Russia's Vladimir Putin, Azerbaijan's Ilham Aliyev and other Eurasian autocrats take note: Georgia's President Mikheil Saakashvili just conceded defeat in an election that international monitors declared free.
For a moment this morning, it looked like the vote for a new Georgian parliament had produced the worst possible outcome: a victory for the opposition Georgian Dream coalition in the popular vote, but with a majority of seats going to Saakashvili's incumbent United National Movement. That would have guaranteed weeks of unrest in the streets and accusations of a stolen election.

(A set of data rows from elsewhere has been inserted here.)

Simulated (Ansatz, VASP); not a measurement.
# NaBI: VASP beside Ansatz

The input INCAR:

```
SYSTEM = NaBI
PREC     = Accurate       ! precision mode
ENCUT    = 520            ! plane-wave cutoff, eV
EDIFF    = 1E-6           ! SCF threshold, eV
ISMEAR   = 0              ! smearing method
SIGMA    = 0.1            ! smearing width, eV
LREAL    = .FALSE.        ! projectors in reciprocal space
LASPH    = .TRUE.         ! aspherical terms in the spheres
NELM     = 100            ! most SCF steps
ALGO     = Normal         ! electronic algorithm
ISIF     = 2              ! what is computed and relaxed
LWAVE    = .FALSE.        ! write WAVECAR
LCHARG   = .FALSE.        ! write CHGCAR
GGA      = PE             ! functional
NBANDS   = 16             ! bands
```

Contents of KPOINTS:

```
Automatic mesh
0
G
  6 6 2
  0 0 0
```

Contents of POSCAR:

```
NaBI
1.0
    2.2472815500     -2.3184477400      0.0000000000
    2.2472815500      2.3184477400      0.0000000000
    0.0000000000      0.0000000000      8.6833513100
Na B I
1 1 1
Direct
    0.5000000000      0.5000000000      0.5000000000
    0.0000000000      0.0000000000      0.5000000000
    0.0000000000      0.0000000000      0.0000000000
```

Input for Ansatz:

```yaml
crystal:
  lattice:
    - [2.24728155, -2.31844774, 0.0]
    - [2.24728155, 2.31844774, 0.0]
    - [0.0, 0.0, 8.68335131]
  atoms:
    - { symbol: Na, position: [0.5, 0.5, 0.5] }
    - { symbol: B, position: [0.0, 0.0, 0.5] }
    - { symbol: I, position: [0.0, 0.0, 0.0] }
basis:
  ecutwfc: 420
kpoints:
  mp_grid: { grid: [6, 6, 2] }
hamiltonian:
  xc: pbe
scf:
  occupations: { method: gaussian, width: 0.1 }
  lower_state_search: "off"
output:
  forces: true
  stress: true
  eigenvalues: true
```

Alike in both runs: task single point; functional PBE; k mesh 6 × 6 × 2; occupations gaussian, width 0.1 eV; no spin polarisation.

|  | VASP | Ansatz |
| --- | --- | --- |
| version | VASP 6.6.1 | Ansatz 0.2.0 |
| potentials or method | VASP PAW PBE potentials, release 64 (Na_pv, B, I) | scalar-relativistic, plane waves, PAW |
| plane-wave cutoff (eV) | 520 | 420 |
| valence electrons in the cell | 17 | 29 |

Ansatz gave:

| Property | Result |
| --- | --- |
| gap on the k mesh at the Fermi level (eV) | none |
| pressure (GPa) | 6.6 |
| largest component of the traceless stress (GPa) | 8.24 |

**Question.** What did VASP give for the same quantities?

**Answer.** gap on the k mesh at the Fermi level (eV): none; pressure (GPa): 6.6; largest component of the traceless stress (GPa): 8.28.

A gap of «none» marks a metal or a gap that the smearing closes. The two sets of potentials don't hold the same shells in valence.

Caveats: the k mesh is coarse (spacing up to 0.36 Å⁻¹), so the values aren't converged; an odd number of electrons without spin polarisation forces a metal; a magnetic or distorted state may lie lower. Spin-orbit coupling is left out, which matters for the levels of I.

What actually happened may turn out to be the best of all possible results: namely a win for the opposition and -- most important -- an admission of defeat by Saakashvili, once seen as the region's best hope for democracy, but more recently lumped with other regional leaders as an autocrat.
Bidzina Ivanishvili, the billionaire who funded the opposition and declared victory, now has a chance to show if he really is the better man to lead Georgia. His first reaction -- to call for Saakashvili to step down as president before his term expires next year -- was not a good sign. Ivanishvili should abide by the same constitution that just won him victory.
What Georgia has a chance to do now is to have its first real experience of power-sharing and next year, to execute its first ever complete transfer of power through the ballot box. This is tough stuff. The level of rancor between the two sides and the temptation to secure revenge mean that the odds are stacked against success. Either or both men may well balk.
Saakashvili, for all his faults, has done a lot for Georgia. The election result was an upset relative to most polling during the election campaign, which mostly put the ruling party in the lead. In all probability, the vote was turned by the release of horrific prison torture videos in the final days. Those videos stirred popular outrage against Saakashvili's government, which had failed to address a well-known problem in the country's jails and paid the price.
It may be that nothing Saakashvili has done before will prove as important as the simple act of conceding defeat. It has become fashionable to paint the Georgian leader as an ogre, with a worse record on political and human rights than Putin. But these elections, though far from perfect, were not fake; police didn't break up opposition rallies; Saakashvili appeared to have ruled himself out of a Putin-style switch to prime minister, even before the loses; and there were TV stations on air (if not nationally) that were able and willing to show the torture video and promote the opposition.
Russia's political opposition would doubtless like to have that kind of autocracy.